I hope you and your family have a safe and wonderful holiday. ~ Mimi
When my son was fifteen he did something stupid. Not criminal, not earth-shattering, just knuckle-head-not-thinking stupid. His dad, my ex-husband, gave him the usual “Atta boy, don't do that again” talk, the school got their three days without his smart mouth and I was left with the what-am-I-gonna-do-with-this-child? nightmare invading my dreams.
“Yeah, I know Mom.”
He started to walk away.
Although I vowed never to give the think of all the starving children speech to my child (I broke that rule many times), this time I went for the jugular. Mine was bulging. “What were you THINKING?! Do you think you can just go through life handling things this way? Do you know how privileged you are? (yeah Mom) Do you understand that there are kids in this world who would love to have your life? (yeah Mom) Why are you choosing to mess things up for yourself? Do you know that you can't play sports now? (yeah Mom) Are you listening to me?! If you don't get your act together young man you're going to end up somewhere you don't want to be and I'm not bailing you out. Do you hear me? (yeah Mom) You have no idea how close you came to getting in serious trouble today, do you? Do you? Well, DO you?? (a surly yeah Mom....See, I told you, listen to the smart mouth.) What you do right now in school will determine your future. And now you have a bad mark on your academic record and a three-day suspension before high school. You are out of control!”
“So ground me,” said the smart mouth.
“No. I will not ground you.”
“Just think of it as Mama's jail.”
'Think of all the starving children' just got real.
In the middle of the second week he started to actually get up before I did. “Hurry up, Mom. We have to get going.” (Oh great, I thought. He's met a pretty girl at the homeless shelter. That's the only reason he would get up at five am. My plan has backfired. Drats!)
All I knew was that somehow the corn and pintos and no-extra-dessert-for-you rule would magically translate into a light-bulb moment for him. Osmosis maybe? I just knew this was the right thing to do but I didn't know how or why.
My boy had just served lunch. There was pie for dessert that day.
He was dirty. Shaky.
No teeth. Scraggly. Scary. Smelly.
Pork 'n beans, wax beans, any beans. Didn't matter. Please feed my child. My little girl is hungry.

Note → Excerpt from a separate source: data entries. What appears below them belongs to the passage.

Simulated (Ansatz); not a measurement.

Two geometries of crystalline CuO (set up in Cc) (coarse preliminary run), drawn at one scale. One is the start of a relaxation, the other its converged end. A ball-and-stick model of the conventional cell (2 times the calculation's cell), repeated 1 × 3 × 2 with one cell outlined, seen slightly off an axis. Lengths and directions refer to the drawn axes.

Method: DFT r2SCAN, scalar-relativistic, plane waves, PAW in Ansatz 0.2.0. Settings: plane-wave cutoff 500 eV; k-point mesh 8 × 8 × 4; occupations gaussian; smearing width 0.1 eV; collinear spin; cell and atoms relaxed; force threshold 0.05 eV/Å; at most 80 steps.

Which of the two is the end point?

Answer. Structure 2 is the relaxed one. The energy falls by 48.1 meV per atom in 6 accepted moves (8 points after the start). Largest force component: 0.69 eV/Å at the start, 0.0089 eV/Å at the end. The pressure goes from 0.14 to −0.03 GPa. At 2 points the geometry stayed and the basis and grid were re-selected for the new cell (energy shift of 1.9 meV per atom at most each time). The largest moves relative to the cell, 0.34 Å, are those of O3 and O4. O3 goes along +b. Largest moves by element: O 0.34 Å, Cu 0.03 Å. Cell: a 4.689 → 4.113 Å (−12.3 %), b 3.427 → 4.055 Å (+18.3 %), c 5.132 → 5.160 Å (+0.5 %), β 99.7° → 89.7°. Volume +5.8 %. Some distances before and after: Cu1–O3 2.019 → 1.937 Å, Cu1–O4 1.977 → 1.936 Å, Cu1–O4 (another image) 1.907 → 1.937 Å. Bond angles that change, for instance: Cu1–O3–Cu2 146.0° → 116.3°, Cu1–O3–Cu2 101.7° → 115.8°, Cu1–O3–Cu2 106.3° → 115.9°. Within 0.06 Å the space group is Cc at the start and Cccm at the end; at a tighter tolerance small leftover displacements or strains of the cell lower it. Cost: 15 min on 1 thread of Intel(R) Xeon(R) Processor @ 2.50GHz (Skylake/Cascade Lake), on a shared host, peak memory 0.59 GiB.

I was so moved that summer. Apparently, I needed a reality check too. But that was not the point. Was it?
But I was proud.
We finished our tour of shelter duty as promised and school started again in the fall.
That was twenty-one years ago.
Did he straighten-up-and-fly-right from that moment on? No.
Were there more nightmare dreams for me through the teenage years? Yes.
But I have to believe that it shaped his understanding of the world a bit and through all his troubles and challenges in life that most certainly came later, I did see – and continue to see – a great compassion develop in him for people in need.